The book is comprised of ten essays that explore community, family structure, and the origin of an aesthetic which shaped a heritage of quilt making among at least 5 generations of women born in the enclave of Gee's Bend, Alabama. It is wonderfully full of stunning photographs by the Pitkin Studio of Rockford, Illinois and by Paul and William Arnett. It is, as they say, hard to put down. Quilters should be prepared to suddenly find themselves appraising the potential of old clothes and attempting patternless work. Non quilters should enjoy both the color and the history.
This is the third monograph* to celebrate the quilts and their makers and while I don't have the former books to compare contents, I did see a variation of this exhibit at the Corcoran Gallery in DC and I can tell you that you may well enjoy this book no matter how much you have looked at the others. There are quilts here made in the last four years as well as some of the finest previously documented.
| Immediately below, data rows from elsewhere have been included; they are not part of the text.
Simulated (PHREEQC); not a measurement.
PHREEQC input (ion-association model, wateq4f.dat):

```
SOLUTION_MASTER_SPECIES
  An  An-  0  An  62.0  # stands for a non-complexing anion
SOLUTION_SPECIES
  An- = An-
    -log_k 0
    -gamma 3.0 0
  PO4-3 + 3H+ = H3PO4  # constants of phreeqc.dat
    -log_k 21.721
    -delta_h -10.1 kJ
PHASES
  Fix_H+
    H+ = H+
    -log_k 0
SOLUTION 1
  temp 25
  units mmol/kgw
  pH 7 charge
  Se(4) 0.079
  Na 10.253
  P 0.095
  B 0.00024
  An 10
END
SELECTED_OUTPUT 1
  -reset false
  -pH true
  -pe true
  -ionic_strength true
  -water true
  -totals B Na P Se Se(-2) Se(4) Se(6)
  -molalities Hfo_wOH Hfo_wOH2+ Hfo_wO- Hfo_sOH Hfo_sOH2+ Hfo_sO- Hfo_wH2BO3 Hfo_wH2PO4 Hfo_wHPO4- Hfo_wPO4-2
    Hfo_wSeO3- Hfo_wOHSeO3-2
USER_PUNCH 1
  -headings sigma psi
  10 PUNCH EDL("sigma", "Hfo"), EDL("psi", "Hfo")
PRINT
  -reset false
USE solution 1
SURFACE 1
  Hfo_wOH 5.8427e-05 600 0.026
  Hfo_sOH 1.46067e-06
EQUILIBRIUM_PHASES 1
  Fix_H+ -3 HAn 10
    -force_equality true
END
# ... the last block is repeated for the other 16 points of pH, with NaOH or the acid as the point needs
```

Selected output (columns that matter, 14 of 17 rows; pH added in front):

The essays explain the environment and the historical connections between generations, but at the heart of the book are the voices of three quilters: Louisiana P. Bendolph, Mary Lee Bendolph, and Loretta Bennett. Particularly satisfying is the highlighting of the recent Bendolph quilts which affirm the organic development of a sensitive and discriminating aesthetic as well as the pride developed in seeing how the community's quilts were treated in museums and in print.
Gee's Bend is described as a community that up to the 1960's was isolated by its geography and poverty. The original "Benders" were slaves who after the civil war continued to live as tenant farmers on this isolated stretch of the Alabama River. Though I was prepared to hear of hard times up through the Depression, it surprised me to hear that even in the 1970's the 700 or so inhabitants were constrained by a poverty that kept children from going to school as long as there was a crop to be harvested. The community didn't connect to the electric grid until 1966 and it was another ten years before telephones and water that did not have to be carried became available.
Unrelenting destitution led the women of the community to make quilts purely for warmth from whatever fabric could be scrounged from discarded clothing: the back of a pant leg, the front of a sleeve, a piece of skirting. The number of quilts that have been made seems enormous until one learns that they served not only as blankets, but as pallets and as wall, window and floor insulation. A woman might make several new quilts in a winter. In the earliest recorded quilts we see mostly heavy-duty work clothes: blue jeans and khaki worn to various shades of indigo and beige which make the quilts surprisingly painterly. Other colors crept in as they became available. When Sears Roebuck hired pieceworkers in the early '70's, they left behind scraps of corduroy with colors that scream of the era: avocado green, tangerine, harvest gold, and brown. Even this color scheme rose phoenix-like in the hands of women who, by this time, had become a dynasty of recognized quilt makers.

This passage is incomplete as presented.